The annual budgetary procedure as established by article 314 of the Treaty on the Functioning of the European Union lasts from 1 September to 31 December.

All EU institutions draw up their respective statement of estimates according to their internal procedures and transmit them to the European Commission before 1 July.

Commission’s draft budget

The Commission consolidates these statements of estimates and establishes the annual 'draft budget', which is submitted to the Council and the European Parliament by 1 September. In practice, the Commission endeavours to present the draft budget in June ("pragmatic calendar").

Council's reading

The Council adopts its position on the draft budget including amending letters, if any, and passes it to the European Parliament before 1 October. The Council informs the European Parliament of the reasons which led it to adopt its position.

Parliament’s reading

The Parliament has then 42 days to adopt its amendments on the Council's position. The Council may accept the amendments within 10 days and adopt the draft budget.

Conciliation Committee

If the Council does not accept the Parliament's amendments, a Conciliation Committee is set up, composed of the members of the Council or their representatives and an equal number of members representing the European Parliament. The Conciliation Committee is assigned to come up with a joint text within 21 days. If the conciliatory procedure fails, the Commission has to come up with a new draft budget.

Once a joint text is agreed upon by the Conciliation Committee in early November, the Council and the Parliament have 14 days to approve or reject it. The Parliament may adopt the budget even if the Council rejects the joint text, but with a specific majority (majority of component members and three-fifths of the votes cast). In case the Council and the Parliament both reject the joint draft or fail to decide, the budget is rejected and the Commission has to submit a new draft budget.

If, at the beginning of a financial year, the budget has not yet been definitively adopted, a sum equivalent to not more than 1/12 of the budget appropriations for the preceding financial year may be spent each month (system of provisional twelves).

Budget may be amended after adoption

In the event of unavoidable, exceptional or unforeseen circumstances, the Commission may propose during the year, that the budget as adopted be amended; it does this by submitting draft amending budgets.

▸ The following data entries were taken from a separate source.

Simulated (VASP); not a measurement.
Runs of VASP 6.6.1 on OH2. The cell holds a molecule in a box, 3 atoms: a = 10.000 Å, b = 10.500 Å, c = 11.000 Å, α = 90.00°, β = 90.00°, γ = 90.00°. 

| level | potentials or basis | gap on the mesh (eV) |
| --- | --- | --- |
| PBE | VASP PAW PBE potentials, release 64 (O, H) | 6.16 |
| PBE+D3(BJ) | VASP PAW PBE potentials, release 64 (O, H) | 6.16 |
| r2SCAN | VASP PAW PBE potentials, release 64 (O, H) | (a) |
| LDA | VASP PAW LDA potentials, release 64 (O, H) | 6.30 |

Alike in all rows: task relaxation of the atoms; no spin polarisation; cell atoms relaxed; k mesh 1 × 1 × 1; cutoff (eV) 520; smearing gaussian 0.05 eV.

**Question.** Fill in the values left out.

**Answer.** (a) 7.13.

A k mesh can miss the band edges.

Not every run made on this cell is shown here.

Amending budgets are also used to enter the balance from the previous year in the budget for the current year.

Similarly, the Commission may, on its own initiative or at the request of the other institutions with their own budget section, present a letter of amendment to the draft budget in the light of information which was not available when the draft was established.

Both amending budgets and letters of amendment are subject to the same procedural rules as the general budget.